Monday, April 28, 2008

Paradox Cove

The beaches of Northern Los Angeles county face south. Back when I was a teenager and tanning was good for you, this was perfection because you could lay out facing the water all day and get evenly tanned as the sun arced across the sky.

Locals know that on this part of the coastline, east is also south, and west is synonymous with north. Note to travellers in the San Fernando Valley on the US 101: Need to go north? Go west. Need to go south? Head east! (But if you're on the five, north is north. Careful. That one goes to Sacramento.)

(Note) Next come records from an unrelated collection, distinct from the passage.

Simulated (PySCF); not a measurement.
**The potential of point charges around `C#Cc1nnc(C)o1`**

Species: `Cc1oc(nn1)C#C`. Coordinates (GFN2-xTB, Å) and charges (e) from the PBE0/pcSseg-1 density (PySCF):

North of Malibu and south of Point Dume there is a pretty little cove that was once paradise. Guarded from the big swells by the point, the water is calmer, the shelf is longer, the wading is easier and the wave knock-down potential is far smaller. You can see the sun rise over Santa Monica and, after a day of swimming and running and playing and tide pool discoveries, watch the sun dip down behind Point Dume and cast beautiful colors on the sky and water before darkness brings out the bright blue stars and deep hopefulness.

That's how nature made Paradox Cove, but that's not so much how it is anymore. Now there's a big restaurant with lots of gluttonous tourists who are not looking at the sea. They are looking at food, and plenty of it.

A "beach bum" nostalgia theme reckons to keep the eroding forces of the masses at bay. The decor is amended with ye olde broken downe ship parts, and black and white photos of the secluded beach that once was. But memories of paradise have been replaced by wait staff in uniform. They are unhappy. They are uninspired. Some must slog through sand to bring the feasts to the diners. It does seem they are aware of the sand, but the beach goes unnoticed, obscured by umbrellas, tables, crowdedness.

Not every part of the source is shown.